I have a Cisco 7606 and several Cisco 6509s with Sup 720 3BXLs (along with the compatible 3BXL distributed forwarding cards on my other line cards). I am running into some resource problems whereby the TCAMs will get overrun at various times. I'll see stuff like this:
%EARL_NETFLOW-DFC1-4-TCAM_THRLD: Netflow TCAM threshold exceeded, TCAM Utilization [95%]
I am graphing L3 learned flow failures via SNMP (cseL3FlowLearnFailures), and I am seeing that a lot of flows are getting kicked over to the 6509/7606 CPU when the TCAM resources get exhausted.
When this happens, the DNS infrastructure on our campus gets really mad. I am assuming that punting new flows to the Cisco CPU is causing some performance issues, since our beefy DNS infrastructure will start pounding the network with more and more DNS requests as there are more and more outstanding recursive queries going off-campus. So it looks like our DNS infrastructure is only making matters worse for our Cisco routers by demanding more flow resources just when the routers need to start purging more flow entries in the TCAMs to make room for new entries!
Our 7606 sits on our campus perimeter, so it bears the brunt of the load. Sometimes the router will even reboot as the NDE process sucks up the CPU:
%SYS-DFC6-3-CPUHOG: Task is running for (2000)msecs, more than (2000)msecs (15/8),process = NDE - IPV4.

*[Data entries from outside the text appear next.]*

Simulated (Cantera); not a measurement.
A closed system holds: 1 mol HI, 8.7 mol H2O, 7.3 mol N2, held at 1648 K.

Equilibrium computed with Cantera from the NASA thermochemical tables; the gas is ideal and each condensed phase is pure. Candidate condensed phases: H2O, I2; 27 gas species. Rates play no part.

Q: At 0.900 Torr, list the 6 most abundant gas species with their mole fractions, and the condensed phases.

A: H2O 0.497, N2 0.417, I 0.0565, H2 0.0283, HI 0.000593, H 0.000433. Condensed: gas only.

So, I am trying to figure out a way to tune the ability of the router to be more efficient when handling TCAM resources. For now, I have left the mls normal and long aging timers at their defaults of 300 and 1920 seconds respectively, with no packet threshold.
I am focusing on the fast aging timer. When I first changed the default setting to 128 seconds with a 100 packet threshold, things did get better. However, it still isn't good enough (several router crashes).
My requirements are that I do full flow collection, with NO sampling, and no aggregation.
Given that, are there any recommendations for setting the mls fast aging timer to help me better deal with my DNS issues without unnecessarily overloading the export process and the downstream collectors with too many new flow records per second?
Here is what I am trying as of today:
sh mls netflow aging
enable timeout packet threshold
------ ------- ----------------
normal aging true 300 N/A
fast aging true 30 16
long aging true 1920 N/A
I am running SXH3 on the 6509s and SRC1 on the 7606.
College of William and Mary
I recommend you increase the threshold to 50 or 100. Higher threshold (or lower aging time) value means more aggressive. Watch your switching processor performance (too aggressive configuration may cause problems with overall stability) - You can use the following commands to get switch CPU stats:
attach (active PFC)
show proc cpu
Regarding to full TCAM:
I think that Cisco is using bad method for full TCAM. I suppose that if TCAM is full, PFC clear all flows from TCAM (or most of flows) ;-( It explains why after TCAM overflow is only 20% utilization. I saw this case many times (maybe some cisco engineer can explain it???)
In any case, if you have a many connections you will not be able to export all flows information. Good command to get number of TCAM creaton failures is:
show mls netflow table-contention aggregate
And sorry for the delay, I was on bussiness trip.
Have a nice day,